Walk into any pro shop around the world.

Walk into the office of any golfing nut.

I wouldn't hesitate to argue that the image above- Ben Hogan's historic second shot to the 72nd hole of the 1950 US Open at Merion- would adorn the wall of fifty percent of those venues.

I love everything about this photo.

The classic pose finishing well up on the right toe- showing off the extra spike in the sole of Hogan's hand crafted golf shoes.

The gallery circling every corner of the approach all turned and watching the flight of the ball.

The divot- structured with a firmness of contact but shallow enough to suggest the ball was struck perfectly in the sweet spot.

The creases in the pants and the shirt displaying true exertion of the muscles used to create the motion.

The USA flag fluttering from right to left in the background almost flowing in favour for a patented Hogan cut shot against the wind to help soften the landing of the ball.

Perfect harmony for the moment.

The myth. The legend

Hogan would par this final hole and complete a remarkable playoff win the next day.

Defying all the odds makers questioning if Ben Hogan would be able to play golf again or even walk again after his horrific car accident just 16 months earlier.

Not only did he achieve these feats- he was a winner again and would go on to dizzying heights in Major Championship play the next few years even despite a limited playing schedule.

Some refute exactly what club Hogan used on this approach. Many believe it to be a one iron. Later on there was confusion and differing stories evolved that it may have been in fact a two iron approach.

For all intent and purposes we may never exactly know the truth as no zoom lens or magnifying utensil will give us the answer even after honing in on the clubhead in it's perfect poise in the follow through.

We do know however it as become the most historic photograph ever captured through a camera lens in gollf history. 


I now offer the question- in the wake of the great distance debate that is circling the golfing headlines. How would this shot- this photo- hold up in court IF Hogan in fact had a seven iron in his hand?
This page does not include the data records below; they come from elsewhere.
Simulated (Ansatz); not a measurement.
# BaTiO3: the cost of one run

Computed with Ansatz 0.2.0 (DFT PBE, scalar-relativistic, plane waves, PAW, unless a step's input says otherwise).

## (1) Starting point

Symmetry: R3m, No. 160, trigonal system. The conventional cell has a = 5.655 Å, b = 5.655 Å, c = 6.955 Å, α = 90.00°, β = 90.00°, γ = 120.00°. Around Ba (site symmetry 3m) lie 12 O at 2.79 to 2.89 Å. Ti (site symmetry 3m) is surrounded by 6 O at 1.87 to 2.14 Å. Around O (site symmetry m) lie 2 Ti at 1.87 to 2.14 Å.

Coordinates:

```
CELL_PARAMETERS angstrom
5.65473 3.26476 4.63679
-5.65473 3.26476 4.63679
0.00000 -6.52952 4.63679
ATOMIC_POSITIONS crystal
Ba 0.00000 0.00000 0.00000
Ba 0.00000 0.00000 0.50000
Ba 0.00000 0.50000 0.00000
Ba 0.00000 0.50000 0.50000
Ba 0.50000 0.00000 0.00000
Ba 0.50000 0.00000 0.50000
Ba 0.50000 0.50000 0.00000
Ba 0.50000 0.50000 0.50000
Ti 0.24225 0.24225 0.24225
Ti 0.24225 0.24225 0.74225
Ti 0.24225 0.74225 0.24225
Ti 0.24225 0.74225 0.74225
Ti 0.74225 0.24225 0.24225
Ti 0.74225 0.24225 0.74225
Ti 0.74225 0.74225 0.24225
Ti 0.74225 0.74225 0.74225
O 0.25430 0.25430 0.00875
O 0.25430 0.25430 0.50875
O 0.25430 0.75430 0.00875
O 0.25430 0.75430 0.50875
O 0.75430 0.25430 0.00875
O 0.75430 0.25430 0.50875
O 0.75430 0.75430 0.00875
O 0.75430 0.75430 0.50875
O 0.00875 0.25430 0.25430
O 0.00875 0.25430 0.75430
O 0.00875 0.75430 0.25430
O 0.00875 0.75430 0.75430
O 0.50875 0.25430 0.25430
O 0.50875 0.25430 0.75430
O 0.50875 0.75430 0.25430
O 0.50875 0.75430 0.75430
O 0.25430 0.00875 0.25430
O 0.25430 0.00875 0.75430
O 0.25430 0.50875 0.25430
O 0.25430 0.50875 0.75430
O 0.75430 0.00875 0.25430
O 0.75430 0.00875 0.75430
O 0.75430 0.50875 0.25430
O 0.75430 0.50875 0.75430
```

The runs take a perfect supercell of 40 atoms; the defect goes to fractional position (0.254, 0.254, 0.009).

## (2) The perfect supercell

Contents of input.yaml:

Imagine if Hogan had busted his titanium headed 460CC driver-- the one with the 8 degrees of loft and the 45 and a 1/2 inch shaft- down the bottom of the hill and needed only a 7 iron or even less-  a wedge in his hardened over worked hands to produce this final act.

Would it be so revered?

What about the winningest Major Champion of them all Jack Nicklaus' one iron into th 71st hole of the 1972 US Open at Pebble Beach?

Stinging low into the wind, drawing right to left totally opposed against Nicklaus' normal fade shot shape and also against mother nature's left to right force. Majestically being swallowed by the flag stick and dropping inches from the hole for a tap in birdie and a guaranteed victory.

Would we all be in such awe of this shot if Nicklaus had drawn an 8 iron into the kidney shaped 17th green at Pebble?

Gary Player pulled off one of the shots of his life on the 16th hole at Oakland Hills the same year in his PGA Championship win.

After a pushed drive Player was in thick rough with a wattle tree and over 125 yards of water between himself and the flagstick- which was cut in it's most difficult spot well over on the right side to bring even more water into play. From a distance closer to a 7 iron yardage Player lashed a 9 iron up and over the tree, cleared the water and ultimately nestled in 3 feet from the hole.

A master stroke at the time- full of peril and consequences. Yet ultimately the winning shot in bringing home another Wannamaker to his trophy cabinet.

Is it feasible to believe that in the version of golf 2020 all Gary Player may have needed was a gap wedge to clear the tree and make the yardage. Surely three quarters of today's field may have been able to pull off that same shot at that same moment?

Distance has always been a weapon. Long somewhat accurate driving has always been of benefit.

Yet at the same time there was always room for the variety player. The Lee Janzen's the Calvin Peete's the Corey Pavins and the Scott Hoch's of the golf landscape could always compete and often topple the home run hitter.

Golf has now become farther and farther away from this model.

Is it good for the game to ask for less prowess in certain areas of the bag and become more length dimensional? 

Is it good for players to frequnetly use irons for almost every approach shot a golf course can ask of them, that have 42 degrees of loft or higher stamped on their bottom?

Is it wise economically to have golf courses remask and retool themselves every few years just to become somewhat of a challenge to these long drives and short irons attack models of play?

Golf has an amazing history. A history we are losing and that is being tainted.

Is the way golf has formed itself now and is shaping up to be in the future destroying these historical moments such as Hogan's Merion and Nicklaus' Pebble Beach?

The reason we as golfers all look at the Merion photo with such admiration is in part because of the club in hand. A difficult long iron approach when the degree of difficulty was high and the tournament outcome was all on the line.

Lee Trevino once joked if you get caught playing golf in a thunderstorm to hold your one iron up over your head and you'll be safe because even God "can't hit a one iron"...

Well Hogan could and Nicklaus could- as could Trevino himself. We aren't too sure about God's playing ability and its suffice to say he has never hit one.

And sadly for many of us- now nobody else ever has to hit one again either.